MLE of power $2$

157 Views Asked by At

Suppose $X$ and $Y$ are random variables and let $x_1, ..., x_n$ be observed values from a random sample of $X$. Assume that $Y_i = \alpha x_i^2 + \beta_i$ where $\alpha$ is unknown and $\beta_1, ..., \beta_n$ are iid. $N(0, \sigma^2)$ with $\sigma^2$ being unknown (Equivalently assume that the conditional expectation of $Y$ depends quadratically on $X$ and is $0$ when $X$ is $0$).

(i) Determine the maximum likelihood estimators for $\alpha$ and $\sigma^2$.

(ii) Consider the diagrams below of the regression curve $y = x^2$.

enter image description here

Which set of data has a larger $\hat{\sigma}^2$? Why?

My attempt:

(i) I used this likelihood function

$$L(\alpha, \sigma^2) = \prod_{i=1}^{n} \frac{1}{\sqrt{2\pi \sigma^2}} exp(\sum_{i=1}^{n}\frac{-(y_i - \alpha x_i^2)^2}{2\sigma^2})$$

The negative of the natural log of this is

$$-ln(L(\alpha, \sigma^2)) = \frac{n}{2}\ln(2\pi \sigma^2) + \sum_{i=1}^{n}\frac{(y_i - \alpha x_i^2)^2}{2\sigma^2}$$

We let the latter half of the RHS be another function $G$ so that:

$$G(\alpha) = \sum_{i=1}^{n}\frac{(y_i - \alpha x_i^2)^2}{2\sigma^2}$$

Minimizing this w.r.t. $\alpha$ gives

$$G' = \sum_{i=1}^{n} 2y_ix_i^2 + 2\alpha x_i^4 = 0$$

And so the MLE for $\alpha$ is

$$\hat{\alpha} = \frac{\sum_{i = 1}^{n}Y_ix_i^2}{\sum_{i = 1}^{n}x_i^4}$$

Now, minimizing $-\ln(L)$ w.r.t. $\sigma^2$ gives

$$-ln(L(\alpha, \sigma^2))' = \frac{n}{2\sigma^2} - \frac{1}{2\sigma^4}\sum_{i=1}^{n}(y_i - \alpha x_i^2)^2 = 0$$

And so the MLE for $\sigma^2$ is

$$\hat{\sigma}^2 = \frac{1}{n}\sum_{i = 1}^{n} (y_i - \alpha x_i^2)^2$$

(ii) Clearly, diagram 2 has a more widespread set of data, which implies that it has a larger variance. My guess is that diagram 2 has a larger value for $\hat{\sigma}^2$.
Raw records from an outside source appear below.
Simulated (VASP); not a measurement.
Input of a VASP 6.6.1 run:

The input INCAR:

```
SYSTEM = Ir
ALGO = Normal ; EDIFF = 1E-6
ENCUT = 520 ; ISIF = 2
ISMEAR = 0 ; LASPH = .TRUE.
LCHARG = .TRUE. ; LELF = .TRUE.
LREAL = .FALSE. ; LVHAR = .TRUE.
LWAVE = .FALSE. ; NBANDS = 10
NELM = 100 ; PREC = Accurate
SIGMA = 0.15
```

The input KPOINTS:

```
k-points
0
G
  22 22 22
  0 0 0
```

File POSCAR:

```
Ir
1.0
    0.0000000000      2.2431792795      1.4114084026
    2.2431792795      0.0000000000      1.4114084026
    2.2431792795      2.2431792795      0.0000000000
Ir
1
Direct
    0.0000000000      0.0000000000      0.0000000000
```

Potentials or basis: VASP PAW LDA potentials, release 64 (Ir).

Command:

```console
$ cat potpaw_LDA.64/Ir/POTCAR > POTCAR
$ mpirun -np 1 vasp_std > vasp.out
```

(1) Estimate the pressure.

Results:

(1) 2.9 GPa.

Is what I have done correct? Is there any way to justify (ii)? Any assistance is appreciated.

1

There are 1 best solutions below

4
On BEST ANSWER

(1) Overall correct. Although the MLE of $\sigma^2$ and $\alpha$ are uncorrelated, hence in this case it does not matter to check that the point estimators are indeed maximum, generally, you should use the Hessian matrix to insure that indeed $(\hat{\alpha}, \hat{\sigma}^2)$ (simultaneously) maximizes the likelihood. Anyway, it looks that you omitted the second derivative test. (This likelihood is strictly convex, so once you found the critical points it have to be the global max. But either justify it or just prove it).

(2) Assuming two diagrams are on the same scale, then clearly $Var(\beta) = \mathbb{E}[\beta^2] = \mathbb{E}[ (y - \alpha x^2)^2]$ is larger for the right plot.